Officials: U.S. Knew Three Days Before Mosul Fell That Islamic State Was Moving Forces
By Hannah Allam, McClatchy Washington Bureau
WASHINGTON — The Obama administration knew an attack was in the works three days in advance of the Islamic State’s offensive in northern Iraq, but U.S. efforts to mount a response were hampered by the Iraqi government’s insistence that it could handle the threat, two top U.S. architects of Iraq policy said Wednesday.
The officials faced bipartisan criticism from the House Foreign Affairs Committee as members accused the Obama administration of taking insufficient steps to counter the expansionist goals of the Islamic State, also known by the acronyms ISIS or ISIL, an al-Qaida spinoff that now operates freely throughout most of eastern Syria and across the vast swaths of northwestern Iraq that it seized last month.
Brett McGurk, the State Department’s deputy assistant secretary for Iraq and Iran who just returned from a seven-week trip to Baghdad, and his counterpart at the Defense Department, Elissa Slotkin, a former Iraq director for the National Security Council, told the panel that the U.S. government had tracked the Islamic State but was caught off guard by the scope of the extremists’ offensive and the rapid collapse of the American-trained Iraqi security forces.
“ISIL is no longer simply a terrorist organization,” McGurk said. “It is now a full-blown army seeking to establish a self-governing state through the Tigris and Euphrates Valley in what is now Syria and Iraq.”
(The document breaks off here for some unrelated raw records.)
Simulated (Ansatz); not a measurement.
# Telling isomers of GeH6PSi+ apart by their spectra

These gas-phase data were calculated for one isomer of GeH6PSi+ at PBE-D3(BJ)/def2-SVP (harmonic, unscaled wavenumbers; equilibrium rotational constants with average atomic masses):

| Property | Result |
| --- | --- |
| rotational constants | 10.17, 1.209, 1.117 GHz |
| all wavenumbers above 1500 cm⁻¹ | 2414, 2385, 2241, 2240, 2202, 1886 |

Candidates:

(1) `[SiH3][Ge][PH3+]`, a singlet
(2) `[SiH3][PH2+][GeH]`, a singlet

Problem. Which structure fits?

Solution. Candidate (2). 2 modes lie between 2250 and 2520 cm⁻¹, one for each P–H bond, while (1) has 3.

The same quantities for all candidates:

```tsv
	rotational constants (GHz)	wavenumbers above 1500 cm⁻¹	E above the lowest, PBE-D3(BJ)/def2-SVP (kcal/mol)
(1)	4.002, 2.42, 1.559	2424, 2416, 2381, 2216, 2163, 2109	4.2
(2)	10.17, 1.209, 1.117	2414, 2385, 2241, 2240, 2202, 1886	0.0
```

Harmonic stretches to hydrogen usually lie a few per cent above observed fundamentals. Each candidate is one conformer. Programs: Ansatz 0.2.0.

McGurk said the United States warned the Iraqi government June 7 that American intelligence had received “early indications that ISIL was moving in force from Syria into Iraq and staging forces in western Mosul.” He said U.S. officials had sought the urgent deployment of Kurdish peshmerga militia forces to eastern Mosul to stop the extremists’ advance, but that the idea was blocked by Iraqi Prime Minister Nouri al-Maliki’s administration.
“The government of Baghdad did not share the same sense of urgency and did not approve the deployments,” McGurk said. “Iraqi military commanders promised to send nine brigades of force to Mosul in response to our warnings and we stressed, however, that the forces would not arrive in time.”
McGurk described the resulting events as “catastrophic.”
Within days, the Islamic State had captured Mosul with little resistance from the security forces. Four or five divisions of the Iraqi army simply dissolved. McGurk and Slotkin blamed poor leadership rather than a lack of fighting capability for the breakdown and called for an overhaul of Iraq’s defense forces.
But McGurk bristled against suggestions that the Obama administration could have done more, noting that President Barack Obama already had ordered “a surge of intelligence assets,” asked U.S. special forces to get an “eyes-on picture” from the ground, and had moved an aircraft carrier to the Persian Gulf after Islamic State campaigns in Iraq’s Anbar province earlier this year.
McGurk said, however, that earlier U.S. intelligence assessments lacked the “granular” details necessary before any U.S. commitment of military force. He said U.S. officials were now studying a clearer picture of the group and its standing on the ground as the Obama administration weighs deeper military engagement in the conflict.
Slotkin described the Islamic State as “one of the most capable and best-funded groups in the region right now,” more worrisome than previous al-Qaida-style networks because of the amount of territory it holds, its self-funding capabilities, its “war-tested” foot soldiers, and the Western passport-holders among its members.
She and McGurk noted the group’s old statements praising Osama bin Laden and said that the Islamic State’s break from central al-Qaida command signals its desire to lead the “global jihad.” That makes it a direct threat to U.S. national security, the officials argued.
But there was little indication that the Obama administration had moved from its insistence that any further U.S. support would come only after Iraqi politicians took steps toward breaking the political deadlock and forming a new, more inclusive government.
“There will not be an exclusively military solution to the threat posed by ISIL,” Slotkin said. “The Iraqis must do the heavy lifting.”
At the hearing, legislators asked bluntly, and in various ways, whether the beleaguered al-Maliki should go, whether the United States should carry out airstrikes against the militants and whether Iraq should remain intact or fragment along ethnic and sectarian lines.
The responses from McGurk and Slotkin offered no significant policy changes. The officials mostly repeated administration talking points: that Iraqis are forming a government after successful elections, that military options are under consideration but must be accompanied by political reforms, and that a decentralized “functioning federalism” is the most workable governmental model available under the Iraqi constitution.
Slotkin noted in her testimony that the partition scenario is problematic chiefly because of a lack of Sunni Muslim leaders who could work with a central government; most majority-Sunni territories are now either contested or fully under the control of the extremists and their allies from local tribes and Saddam Hussein’s former military and intelligence forces.
“Who’s in charge of that western and north-central part of Iraq in that model?” Slotkin asked.